Please stop posting in caps lock. That means you are either shouting or too stupid to properly use a computer.
YEAH, WHAT SHE SAID. AND I AM YELLING.
He’s hoping someone can conjure up some magic or sorcery that’ll make his shit taper agin.
Yeah, the eyebows are gay.
You’re sure it was empty?…Will you now please …open the closet!
Jeez, there wasn’t ONE magician there who could make him disappear?!?!?
there’s something different about his face (other than the brows)
He had his eyes done, also steroids.
“Dude. Would a gay guy wear a hat like this? Seriously, bro”
He is so ugly. I can’t even stand it… he’s hideous, inside and out.
Gives his boyfriend a place to aim
Ice Ice Gaily
Look: Blue Santorum™ by The Situation
Looks like he’s made of spare parts.
“I’m not gay, alright? GTL, gym tan laundry Bitches. Just maybe more laundry than normal” Serious evil face “I’m mad they called me gay, look at me I’m serious. Gays are never serious”
Unless they’re seriously gay
He’s trying to levitate so he can feel that fist behind him in his ass.
Smells like cock all up in here!!!!!
Magic convention… and he’s not gay.. really?
“For my next trick—no, siddown Joey, I don’t mean you, I’m talkin’ magic here—for my next trick…”
A magic convention is a good place to do tricks.
Tom: I submitted, the page refreshed, and there it was, your superior version of the ‘trick’ pun. Props.
He’s still confused as to where all that money is stored behind his ear.
My gaydar is going off big time.
Nothing worse than an angry gay man
Is he going to pull a dildo out of thin air? Or out of his ass?
That’s it, if smegma like this can make it famous, anyone can.
I smell knob cheese
A douche bag says what?
Whattup yo? I’d pose with a normal face, but there’s a situation with the gerbil in my rectum right now.

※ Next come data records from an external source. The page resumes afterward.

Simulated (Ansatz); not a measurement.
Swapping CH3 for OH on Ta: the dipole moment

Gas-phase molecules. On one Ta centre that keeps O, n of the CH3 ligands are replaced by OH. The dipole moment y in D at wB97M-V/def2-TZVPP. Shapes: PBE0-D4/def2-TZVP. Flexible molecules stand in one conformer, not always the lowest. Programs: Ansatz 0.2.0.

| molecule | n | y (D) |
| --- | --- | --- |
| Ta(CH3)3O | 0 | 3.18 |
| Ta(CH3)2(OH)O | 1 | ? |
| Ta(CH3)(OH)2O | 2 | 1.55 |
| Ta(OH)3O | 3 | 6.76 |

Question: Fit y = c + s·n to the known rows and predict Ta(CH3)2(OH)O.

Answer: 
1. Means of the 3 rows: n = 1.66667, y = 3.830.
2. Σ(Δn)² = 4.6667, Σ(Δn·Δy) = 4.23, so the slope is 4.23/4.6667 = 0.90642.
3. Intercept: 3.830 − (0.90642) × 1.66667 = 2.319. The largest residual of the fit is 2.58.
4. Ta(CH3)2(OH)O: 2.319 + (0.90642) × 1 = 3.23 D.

He aspires to be Pauly Shore.
“Watch me pull a douchbag outta my hat!”
He finally got a nose job!!!
Holy shit, who the fuck is this? Looks like a reject from Menudo circa 1992. There’s just too much wrong with this, words fail me/
Am I the only one that thinks he looks like Pauly Shore?
Men (this does not include douche-rocket pictured above) do NOT overpluck. God no. Hair is instrumental to your breeding success. Yes?